Question

For the circuit shown below the capacitive reactance is $R$ and inductive reactance is $\sqrt{3}R$. The source voltage is $V=V_0 sin(\omega t)$. The phase difference between current though capacitor and inductor is $15N^{\circ}$. Find the value of $N$.

Answer 1

7

Answer 2

The circuit consists of two parallel branches connected to an AC voltage source $V = V_0 \sin(\omega t)$. Since the branches are in parallel, the voltage across each branch is the same as the source voltage. We can consider the source voltage as the reference phasor, i.e., $V = V_0 \angle 0^\circ$.

Branch 1 (Capacitor and Resistor in series): This branch contains a capacitor with capacitive reactance $X_C = R$ and a resistor with resistance $R_1 = R$. The impedance of this branch is $Z_1 = R_1 - jX_C = R - jR$. To find the phase of the current in this branch ($I_C$) relative to the voltage, we determine the phase angle of $Z_1$. The phase angle $\phi_1$ of $Z_1$ is given by: $\phi_1 = \arctan\left(\frac{-X_C}{R_1}\right) = \arctan\left(\frac{-R}{R}\right) = \arctan(-1) = -45^\circ$ Since the current in a series AC circuit is given by $I = V/Z$, the phase of the current $I_C$ will be $0^\circ - \phi_1$. Therefore, the phase of the current through the capacitor (and the entire Branch 1) is $\theta_C = 0^\circ - (-45^\circ) = +45^\circ$. This means the current $I_C$ leads the voltage $V$ by $45^\circ$.

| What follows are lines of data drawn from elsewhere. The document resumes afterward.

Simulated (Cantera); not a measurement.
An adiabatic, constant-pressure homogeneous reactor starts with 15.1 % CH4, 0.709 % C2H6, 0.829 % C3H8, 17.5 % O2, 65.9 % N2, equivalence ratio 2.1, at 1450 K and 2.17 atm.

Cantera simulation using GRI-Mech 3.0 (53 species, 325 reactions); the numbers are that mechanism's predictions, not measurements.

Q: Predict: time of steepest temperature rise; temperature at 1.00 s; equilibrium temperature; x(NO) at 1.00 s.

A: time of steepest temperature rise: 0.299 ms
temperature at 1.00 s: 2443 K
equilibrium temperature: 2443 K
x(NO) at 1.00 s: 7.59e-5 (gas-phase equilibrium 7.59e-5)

Branch 2 (Resistor and Inductor in series): This branch contains a resistor with resistance $R_2 = R$ and an inductor with inductive reactance $X_L = \sqrt{3}R$. The impedance of this branch is $Z_2 = R_2 + jX_L = R + j\sqrt{3}R$. To find the phase of the current in this branch ($I_L$) relative to the voltage, we determine the phase angle of $Z_2$. The phase angle $\phi_2$ of $Z_2$ is given by: $\phi_2 = \arctan\left(\frac{X_L}{R_2}\right) = \arctan\left(\frac{\sqrt{3}R}{R}\right) = \arctan(\sqrt{3}) = +60^\circ$ The phase of the current through the inductor (and the entire Branch 2) is $\theta_L = 0^\circ - \phi_2$. Therefore, $\theta_L = 0^\circ - 60^\circ = -60^\circ$. This means the current $I_L$ lags the voltage $V$ by $60^\circ$.

Phase Difference between Currents: The phase difference between the current through the capacitor ($I_C$) and the current through the inductor ($I_L$) is the absolute difference between their phase angles: $\Delta\phi = |\theta_C - \theta_L| = |45^\circ - (-60^\circ)| = |45^\circ + 60^\circ| = 105^\circ$

Finding the value of N: The problem states that the phase difference is $15N^\circ$. $15N^\circ = 105^\circ$ $N = \frac{105}{15}$ $N = 7$